Question

Find inverse of this
pls ​

Answer 1

GiveN :-

• A function is given to us.
• $\sf y= \sqrt{ (x-1)(7-x)}$

To FinD :-

• The inverse of the function .

SolutioN :-

A function is given to us and we need to find its Inverse . The given function is ,

$\bf \to y = \sqrt{ (x-1)(7-x)}$

For it Firstly Interchange the variables . The equation becomes ,

$\sf :\pink{\implies x =\sqrt{ (y-1)(7-y)}}$

Now secondly solve for y , we have ,

$\sf :\implies x^2=(\sqrt{(y-1)(7-y)})^2$

$\sf:\implies x^2= (y-1)(7-y) \\\\\sf:\implies x^2=y(7-y)-1(7-y) \\\\\sf:\implies x^2= 7y - y^2 -7+y \\\\\sf:\implies -x^2 -y^2 +8y -7 = 0 \\\\\sf:\implies -y^2+8y -x^2 - 7 = 0$

Now considering this equation as a quadratic equation , we can find the roots using Shreedhacharya's Formula ( Quadratic Formula ) . With respect to Standard form here , a = (-1) , b = 8 and c = -x² - 7 . Now substituting all the values in the Quadratic Formula , we have ,

$\sf \to y = \dfrac{-b\pm\sqrt{b^2-4ac}}{2a} \\\\\sf\to y =\dfrac{ -8\pm \sqrt{ 8^2-4(-1)( -x^2-7)}}{2(-1)}\\\\\sf\to y = \dfrac{-8\pm \sqrt{ 64 -4(x^2+7)}}{-2} \\\\\sf\to y =\dfrac{-8\pm 2\sqrt{16-x^2-7}}{-2}\\\\\sf\to y =\dfrac{-8\pm 2\sqrt{-x^2+9}}{-2}\\\\\sf\to y =\dfrac{-8 \pm 2\sqrt{(3-x)(3+x)}}{-2} \\\\\sf:\implies \boxed{\pink{\sf y = 4 \pm \sqrt{(3+x)(3-x)} }}$

Now let's replace y with f-¹(x) . So that ,

$\bf \to\boxed{\red{ \bf f^{-1}(x)= 4 \pm \sqrt{(3+x)(3-x)}}}$

$\rule{200}2$

Now let's check . If the domain of f-¹(x) is equal to the range of f(x) , then our answer will be correct . The range is the set of all valid y values. Using the graph we see that the Range of f(x) is [ 0 , 3 ]

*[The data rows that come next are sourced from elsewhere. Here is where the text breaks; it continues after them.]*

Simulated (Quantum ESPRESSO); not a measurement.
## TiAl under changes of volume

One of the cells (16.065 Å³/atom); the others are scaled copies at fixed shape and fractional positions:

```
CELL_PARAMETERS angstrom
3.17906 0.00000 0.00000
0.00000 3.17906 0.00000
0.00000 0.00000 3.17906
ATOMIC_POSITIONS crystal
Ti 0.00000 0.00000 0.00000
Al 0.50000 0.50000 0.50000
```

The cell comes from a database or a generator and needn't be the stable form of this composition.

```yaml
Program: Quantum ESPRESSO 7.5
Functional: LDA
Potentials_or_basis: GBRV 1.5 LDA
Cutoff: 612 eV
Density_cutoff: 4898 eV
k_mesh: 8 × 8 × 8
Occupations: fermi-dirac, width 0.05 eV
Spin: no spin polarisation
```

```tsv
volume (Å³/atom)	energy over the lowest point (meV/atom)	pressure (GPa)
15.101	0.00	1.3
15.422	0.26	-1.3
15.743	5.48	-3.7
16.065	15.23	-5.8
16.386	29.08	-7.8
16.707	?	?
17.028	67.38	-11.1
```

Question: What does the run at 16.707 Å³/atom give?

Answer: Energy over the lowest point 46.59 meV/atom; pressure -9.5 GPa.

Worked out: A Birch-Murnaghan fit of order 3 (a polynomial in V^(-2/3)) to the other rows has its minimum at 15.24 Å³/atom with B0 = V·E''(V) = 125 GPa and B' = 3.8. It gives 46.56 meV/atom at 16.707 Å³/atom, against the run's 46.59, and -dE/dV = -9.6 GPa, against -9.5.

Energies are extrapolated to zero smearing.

$\to \boxed{\bf \mathbb{R} \in [ 0 , 3 ]}$

Now let's find the domain of f-¹(x) . For that , the value inside the squareroot must be Greater than or equal to zero . That is ,

$\bf\to (3+x)(3-x) \geq 0 \\\\\bf\to \boxed{\bf x \in [ -3 , 3] }$

Now here we see that the domain of f-¹(x) is not equal to the range of f(x) . Therefore there is no Inverse of that function .

$\qquad\qquad\underset{\blue{\sf \therefore No \ Inv erse}}{\underbrace{\boxed{\pink{\bf{ Domain \neq Range }}}}}$